The Walt Disney Co.’s recent moves, including the full acquisition of Hulu and adjustments in its content investment strategies, underscore a pivotal phase for the growth of the entertainment giant’s streaming business.
For connected TV advertisers, these drivers and drawbacks are worth keeping an eye on.
Goal: Assert Disney as a streaming giant
In July, Disney CEO Bob Iger suggested the potential sale of the company’s linear TV assets, which he said “may not be core” to the business, according to CNBC. Disney’s willingness to step away from linear TV brands such as ABC could indicate the start of its full pivot to streaming.
The digital-first approach comes as linear TV viewership declines. By 2025, US adults’ average time spent per day with linear TV will drop to 2 hours and 40 minutes, 15 minutes less than this year, according to our June 2023 forecast.
Challenge: Buying out Comcast
The acquisition of Comcast’s stake in Hulu, though a significant stride toward Disney’s streaming supremacy, presents challenges in valuation negotiations. “I will not be surprised if there is significant tension and lawsuits between the two companies to arrive at a deal,” our analyst Paul Verna said on an episode of the “Behind the Numbers” podcast.
Industry experts are valuing Hulu at upwards of $40 billion, and with good reason. Hulu is one of the few major streaming services that is seeing a profit, said Verna. Plus, with the third-highest viewership rate among streaming platforms, according to our estimates, Hulu has a lot to offer a soon-to-be sole owner. “I don’t see this going smoothly. I think there’s going to be some haggling,” Verna said.
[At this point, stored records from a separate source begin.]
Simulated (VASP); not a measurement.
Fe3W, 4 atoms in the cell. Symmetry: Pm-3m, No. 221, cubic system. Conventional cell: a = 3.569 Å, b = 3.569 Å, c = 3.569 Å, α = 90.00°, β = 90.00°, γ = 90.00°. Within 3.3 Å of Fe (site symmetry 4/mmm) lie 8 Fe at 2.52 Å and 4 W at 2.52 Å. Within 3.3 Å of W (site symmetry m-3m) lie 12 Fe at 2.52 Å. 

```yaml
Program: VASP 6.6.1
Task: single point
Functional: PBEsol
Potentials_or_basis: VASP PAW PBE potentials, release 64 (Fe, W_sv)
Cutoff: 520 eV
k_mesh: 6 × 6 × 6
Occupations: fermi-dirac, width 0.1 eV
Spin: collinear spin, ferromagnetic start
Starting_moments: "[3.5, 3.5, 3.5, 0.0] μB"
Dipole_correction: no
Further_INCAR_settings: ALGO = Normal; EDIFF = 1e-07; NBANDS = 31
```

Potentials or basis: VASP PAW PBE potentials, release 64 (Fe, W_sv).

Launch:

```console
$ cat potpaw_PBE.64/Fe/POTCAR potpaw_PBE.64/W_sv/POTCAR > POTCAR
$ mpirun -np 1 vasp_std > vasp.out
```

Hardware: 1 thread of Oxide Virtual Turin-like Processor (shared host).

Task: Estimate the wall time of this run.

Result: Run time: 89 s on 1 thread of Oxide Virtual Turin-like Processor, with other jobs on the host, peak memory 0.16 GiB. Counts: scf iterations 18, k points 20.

Goal: Boost subscriber count
Disney’s latest earnings reported more than 150 million Disney+ subscribers worldwide. The growth is still short of the 2024 subscriber target set last year by then-CEO Bob Chapek, who was aiming for 215 million to 245 million.
“I don’t think [Disney’s] going to get to 215 million by this time next year,” Verna said. But if the company consolidates Disney+ and Hulu, merges them, or expands Hulu outside of the US, “there may be another way to spin the figures” so it doesn’t seem like such a distant goal, he said.
Challenge: Content investment
Last month, the company announced plans to cut its content budget to $25 billion, down from $27 billion. On an earnings call, Iger said the focus on big films will help “increase our margins and grow the business.”
As Disney seeks to gain a stronger foothold within the hyper-competitive streaming market, the decision to curtail content spending poses questions for the company’s overall subscriber acquisition strategy. Already, nearly one-third of US internet households are canceling streaming services to save money, according to Parks Associates.
“Spending a lot less on content and expecting big subscriber growth—that is definitely trying to have your cake and eat it too,” Verna said.